Sunday, July 29, 2012

Bottom Calling in Australia

ABS (Australia Bureau of Statistics) is the most trusted name in Australian property data, everyone else is selling their book. But Australian Property Monitors has a new release that has inspired the WSJ to make a bottom call.

June quarter house prices back RBA governor's view
Nationwide, house prices gained by 0.4 per cent for the three months to June, while prices for apartments fell 0.8 per cent, according to figures released by Australian Property Monitors yesterday.
He said most capital-city housing markets had bottomed out in the December quarter.

"This trend can be expected to continue in most capital-city markets over the second half of 2012, underpinned by the prospects of an active spring selling season signalled by recent improvements in auction clearance rates and recent interest rate cuts," he said.
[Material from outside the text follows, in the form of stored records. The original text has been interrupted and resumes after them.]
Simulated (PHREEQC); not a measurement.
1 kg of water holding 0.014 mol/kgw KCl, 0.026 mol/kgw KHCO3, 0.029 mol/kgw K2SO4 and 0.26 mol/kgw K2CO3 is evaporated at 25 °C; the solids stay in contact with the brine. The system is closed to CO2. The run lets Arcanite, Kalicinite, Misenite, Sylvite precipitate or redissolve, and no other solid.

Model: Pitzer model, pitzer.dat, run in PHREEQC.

In a speech on Tuesday, Mr Stevens said he did not anticipate a fall in house prices and fears of a US-style collapse were misplaced.
(here's the APM report from March) The most affordable mainland capital city in Australia is Brisbane at $427,933.

Let's put that in perspective by comparing GDP per capita (international dollars)
U.S.: $48,387
Canada: $40,541
Australia: $40,234
The relative national house prices are: (in U.S. dollars)
U.S.: $204k
Canada: $439k
Australia: $555k
GDP source (IMF numbers show much less of a gap than World Bank numbers, IMF are used here.)